Going to start by making a short fence for ripping on my machine, as in Roy Sutton's video,
he mentions setting the distance of the end of the fence to 50mm from the tip of the blade.
Screenshot-2023-7-4 Safe Wood Machining by Roy Sutton.png

I'm wanting to see what options are out there, regarding making a sleeve for the job,
should there be some other clever options out there I've not seen.
I don't mind if it involves a lot of hassle, nor making some hardware up for the job.
Hoping to get some suitable high density plastic material for the job, if I can blag a few slices.
Screenshot-2023-7-4 Multi-Use Tablesaw Rip Fence.png

I need to make a decent crown guard at some stage later on,
having made a mock up overhead version before I had a welder, which might prove handy for planning out
and figure, I'm best to ask what height of a "cleat?" might be the best compromise.
Love to hear some thoughts on that
Screenshot-2023-7-4 Safer ripping with a short rip fence on the tablesaw.png

Now that would all be simple enough, tall fence on one side, and low profile one on the other,
until one mentions a router table involved, which might complicate matters.

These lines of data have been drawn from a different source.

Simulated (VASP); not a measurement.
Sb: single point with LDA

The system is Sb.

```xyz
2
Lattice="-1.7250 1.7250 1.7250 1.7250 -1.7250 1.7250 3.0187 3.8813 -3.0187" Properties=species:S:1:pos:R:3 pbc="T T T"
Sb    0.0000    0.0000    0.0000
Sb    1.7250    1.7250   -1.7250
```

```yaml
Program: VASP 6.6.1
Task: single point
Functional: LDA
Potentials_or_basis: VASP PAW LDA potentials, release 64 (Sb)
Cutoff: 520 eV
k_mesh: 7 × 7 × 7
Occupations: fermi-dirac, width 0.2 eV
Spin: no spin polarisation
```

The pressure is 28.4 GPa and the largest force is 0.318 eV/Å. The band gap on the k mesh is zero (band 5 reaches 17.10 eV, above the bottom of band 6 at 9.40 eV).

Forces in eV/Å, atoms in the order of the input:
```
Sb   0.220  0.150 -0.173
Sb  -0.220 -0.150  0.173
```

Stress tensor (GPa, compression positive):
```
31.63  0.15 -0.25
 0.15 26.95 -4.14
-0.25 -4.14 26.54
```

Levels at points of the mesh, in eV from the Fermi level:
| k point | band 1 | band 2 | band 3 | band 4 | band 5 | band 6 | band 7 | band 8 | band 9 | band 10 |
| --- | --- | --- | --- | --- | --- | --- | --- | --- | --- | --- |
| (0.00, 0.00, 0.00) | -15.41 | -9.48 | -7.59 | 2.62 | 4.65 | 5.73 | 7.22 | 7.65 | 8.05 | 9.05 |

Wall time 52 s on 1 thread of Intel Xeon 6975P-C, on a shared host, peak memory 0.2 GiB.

Probably will have to update things with some materials which might explain things better,
i.e permanent solutions.

I can mess about with some other stuff until then,
Might cut up some rusty box iron up to muck about with an outfeed.
Not needing anything huge, as I don't have too much space in the shed, and can
clamp down a plank onto the bench if that is necessary.
Plenty of head scratching as I'm thinking of what width to make it, should it also be a great addition to a
router table wing?
Screenshot-2023-7-4 Safe Wood Machining by Roy Sutton(1).png

Perhaps a mashup of some box iron and something like laminate flooring bolted down to it...
I've found the piccy below from google images, seems from some DIY plans,
(which makes one question the objective of why this design was built)
as I've gotta imagine something which would support the work for a router table would be worth the extra few inches.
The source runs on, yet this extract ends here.